A new support option: the CVX Forum
CVX has reached a download pace of over 10,000 downloads per year! The acceptance of CVX in research settings has been amazing—and challenging. Supporting all of our users via email, as we have done for the last 6 years, is simply no longer feasible.
Of course, if you have found a bug in CVX, we want to hear about it; see our support page for information on submitting bug reports. CVX is on a rapid-release cycle, so a reported bug can be often fixed and made available to users in just a few short days.
But in fact, bug reports represent only a fraction of our total support effort. Most of our time is spent helping people to become effective users of CVX. Sometimes, this involves answering a usage question that is frequently asked, but not readily included in standard documentation. In other cases, it involves offering advice on how to implement a particular model found in a paper or application.
If only we were experts in the myriad applications in which that CVX has been applied. Alas, we are not; but our users are! It is clear to us that what is needed is an online knowledgebase and a community-driven Q&A forum—a place where the valuable experience of our large user community can be collected, organized, and shared.
That is the purpose of our new creation, the CVX Forum.
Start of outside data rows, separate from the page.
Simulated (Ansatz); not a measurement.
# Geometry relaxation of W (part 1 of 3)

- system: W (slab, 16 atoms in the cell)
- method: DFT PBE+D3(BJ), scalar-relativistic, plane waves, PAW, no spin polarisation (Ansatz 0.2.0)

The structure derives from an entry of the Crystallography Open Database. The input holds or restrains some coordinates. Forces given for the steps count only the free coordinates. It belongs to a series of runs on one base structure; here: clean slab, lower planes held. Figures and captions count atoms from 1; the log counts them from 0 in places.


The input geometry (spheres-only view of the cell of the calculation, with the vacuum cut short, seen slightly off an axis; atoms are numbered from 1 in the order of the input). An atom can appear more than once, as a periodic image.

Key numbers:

If you have visited sites such as Stack Overflow or OR Exchange, then the CVX Forum should look very familiar. Sites such as these have proven to be extremely successful at providing community-based support on a variety of topics. Through a novel voting system, the site self-organizes so that common questions and their most helpful answers are easy to find, creating a rich knowledgebase that no user manual can match. The CVX Forum will be a great place to discuss (and vote upon!) feature requests as well.
We encourage all CVX users to join us at the CVX Forum and join in a communal effort to improve the state of disciplined convex programming. Frankly, some of our users are better qualified to answer some of the questions we receive than we are! We hope you will prove us right.